The film is directed by Peng Da, aka Dong Pengcheng, the prolific actor-writer-director who released two other films in 2023: “Post Truth” and “One and Only.”
In second place over the latest weekend was “The Goldfinger,” which earned $8.5 million. Starring Andy Lau and Tony Leung Chiu-wai, the film is a throwback to the Hong Kong crime-action-drama genre of the early 2000s and represents the two stars’ first on-screen reunion since the “Infernal Affairs” trilogy. Having released on Dec. 30, “Th eGoldfinger” now has a cumulative total of $45.9 million. (On its first weekend it earned $22 million and placed fourth.)
Third spot belonged to “I Did It My Way,” another crime actioner from Hong Kong, with Andy Lau this time facing off against Eddie Peng. It earned $5.6 million over the weekend, for a running total of $31.4 million since release on Dec. 29.

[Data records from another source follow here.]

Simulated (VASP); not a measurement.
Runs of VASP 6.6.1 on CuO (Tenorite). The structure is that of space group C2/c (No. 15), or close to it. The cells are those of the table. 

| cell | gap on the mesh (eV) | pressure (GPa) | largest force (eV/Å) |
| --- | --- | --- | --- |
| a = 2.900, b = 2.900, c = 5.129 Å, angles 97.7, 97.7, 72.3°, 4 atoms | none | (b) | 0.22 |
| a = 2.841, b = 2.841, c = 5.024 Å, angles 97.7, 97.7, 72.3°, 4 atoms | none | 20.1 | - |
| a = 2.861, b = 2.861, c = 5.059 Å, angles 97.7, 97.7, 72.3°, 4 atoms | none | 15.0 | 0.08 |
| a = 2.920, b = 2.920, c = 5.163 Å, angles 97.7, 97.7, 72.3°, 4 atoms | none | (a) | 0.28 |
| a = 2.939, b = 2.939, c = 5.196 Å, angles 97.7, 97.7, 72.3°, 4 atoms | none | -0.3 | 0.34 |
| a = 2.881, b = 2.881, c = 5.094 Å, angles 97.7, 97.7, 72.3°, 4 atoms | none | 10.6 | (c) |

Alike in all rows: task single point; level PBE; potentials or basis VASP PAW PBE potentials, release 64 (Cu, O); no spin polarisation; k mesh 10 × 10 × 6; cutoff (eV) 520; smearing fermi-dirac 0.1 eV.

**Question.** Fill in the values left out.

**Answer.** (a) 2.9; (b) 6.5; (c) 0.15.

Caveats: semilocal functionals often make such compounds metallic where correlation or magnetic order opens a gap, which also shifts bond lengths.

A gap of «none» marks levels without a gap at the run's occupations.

Wanda Pictures and Alibaba Pictures pre-Christmas release “Endless Journey” took fourth place with $3.7 million over the weekend. Apparently based on real events, the film recounts how a disgraced former detective hunts down criminals as a private citizen. Its cumulative now stands at $87.5 million.
In fifth, “Shining for One Thing” registered $3.5 million. That represents a collapse from its $77.7 million debut weekend. Still, the film now has a cumulative of $92.7 million since releasing on Dec. 30.
Outside the top five, “Aquaman and the Lost Kingdom” was the top imported title. It now has a cumulative of RMB390 million ($54.5 million) according to ticketing agency Maoyan.
One notch lower, but still performing strongly “Taylor Swift The Eras Tour” now has a cumulative of RMB67.7 million ($9.5 million), according to Maoyan. Giant screen company, Imax reports that “Eras” has earned $4.3 million at its mainland Chinese venues, or 45% of its box office total in the territory.